Resource Spotlight: Courtlink in Lexis Advance

Within the Lexis Advance platform you’re already accustomed to using, you will now find Courtlink, which has previously been a separate Lexis product (and platform) excluded from our academic subscription. Courtlink allows you to search across dockets and court documents from all state and federal courts. Within Courtlink, there are also five categories of analytics called Strategic Profiles available: Litigant, Attorney/Law Firm, Judicial, Court, and Nature of Suit. So, what does all this give you?

Courtlink allows you to perform a keyword search across dockets, in documents, or both and customize jurisdiction. It also allows you to search by docket number, litigant, attorney, law firm, or judge. Once you have your search results, you can leverage the dynamic filters (to the left of your results) to further narrow in on pertinent items. Cause of action and case status are particularly helpful for finding a pleading or case of the same nature from an active or recently closed case. Also, because of the integration into the Lexis Advance platform, Courtlink is now more easily accessible from the square icon menu in the top left corner (it looks like a Rubik’s™ cube; see above). You can flip between Lexis Advance for your substantive legal research and Courtlink to pull court and litigation data without managing separate platforms. Courtlink has the familiar navigation, feel, and features of Lexis Advance’s design and interface, including filters, saving favorites, search syntax, algorithms, and search within results box.


When Courtlink opens, it defaults to the search page (see above), but there is a “Strategic Profiles” tab to access this useful analytics tool. You can create a profile for a litigant, attorney or law firm, judge, court, or nature of suit.

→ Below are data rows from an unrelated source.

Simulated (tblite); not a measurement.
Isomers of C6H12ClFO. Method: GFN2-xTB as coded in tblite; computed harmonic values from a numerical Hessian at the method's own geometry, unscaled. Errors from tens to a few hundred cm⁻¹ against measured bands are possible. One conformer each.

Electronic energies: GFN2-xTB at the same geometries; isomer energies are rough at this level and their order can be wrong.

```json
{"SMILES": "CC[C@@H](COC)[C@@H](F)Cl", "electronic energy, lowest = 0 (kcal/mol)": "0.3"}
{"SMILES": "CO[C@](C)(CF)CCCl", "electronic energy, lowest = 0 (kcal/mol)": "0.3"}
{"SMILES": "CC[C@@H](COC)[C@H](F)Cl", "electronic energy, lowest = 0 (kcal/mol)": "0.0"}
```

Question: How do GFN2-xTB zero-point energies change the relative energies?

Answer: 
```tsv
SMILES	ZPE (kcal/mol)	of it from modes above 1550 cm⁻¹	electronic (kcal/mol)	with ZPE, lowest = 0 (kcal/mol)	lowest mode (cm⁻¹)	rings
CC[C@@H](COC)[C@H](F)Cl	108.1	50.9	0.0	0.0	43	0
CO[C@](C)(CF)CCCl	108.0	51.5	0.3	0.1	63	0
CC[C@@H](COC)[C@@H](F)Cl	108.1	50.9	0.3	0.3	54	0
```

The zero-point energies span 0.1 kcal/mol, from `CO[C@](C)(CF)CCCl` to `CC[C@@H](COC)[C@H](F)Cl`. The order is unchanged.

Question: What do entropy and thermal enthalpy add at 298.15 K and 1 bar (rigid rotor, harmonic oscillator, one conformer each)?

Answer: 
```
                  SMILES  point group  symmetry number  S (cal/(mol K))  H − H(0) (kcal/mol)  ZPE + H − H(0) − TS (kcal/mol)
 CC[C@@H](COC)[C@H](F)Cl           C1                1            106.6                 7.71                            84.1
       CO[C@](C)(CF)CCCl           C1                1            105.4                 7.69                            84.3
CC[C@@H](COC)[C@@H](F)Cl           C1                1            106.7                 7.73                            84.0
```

These profiles have different data points and will by default populate all that are available for that type of profile. For an attorney the fields are nature of suit, clients represented, representation capacity, case list, and caseload, but for a litigant it includes court, law firm, nature of suit, jurisdiction, case list, judgment, and case trend. These fields are customizable. If you create a strategic profile of a judge, for example, the profile will include data on the cases the judge has heard (what kind, how many of that kind, etc.), how she has decided, and which attorneys or law firms have appeared before the judge. See below for Judge Ruben Castillo’s profile and nature of suit analysis. The profile has different tabs to show the data sets with the “Profile Report”, essentially a summary, displaying first. The charts are interactive and hovering over a slice will tell you the percentage of each type of case, and from the corresponding table, you can click into a further breakdown of the judge’s case load, decisions on particular pleadings, etc. Finally you can save profiles you’ve built under your login.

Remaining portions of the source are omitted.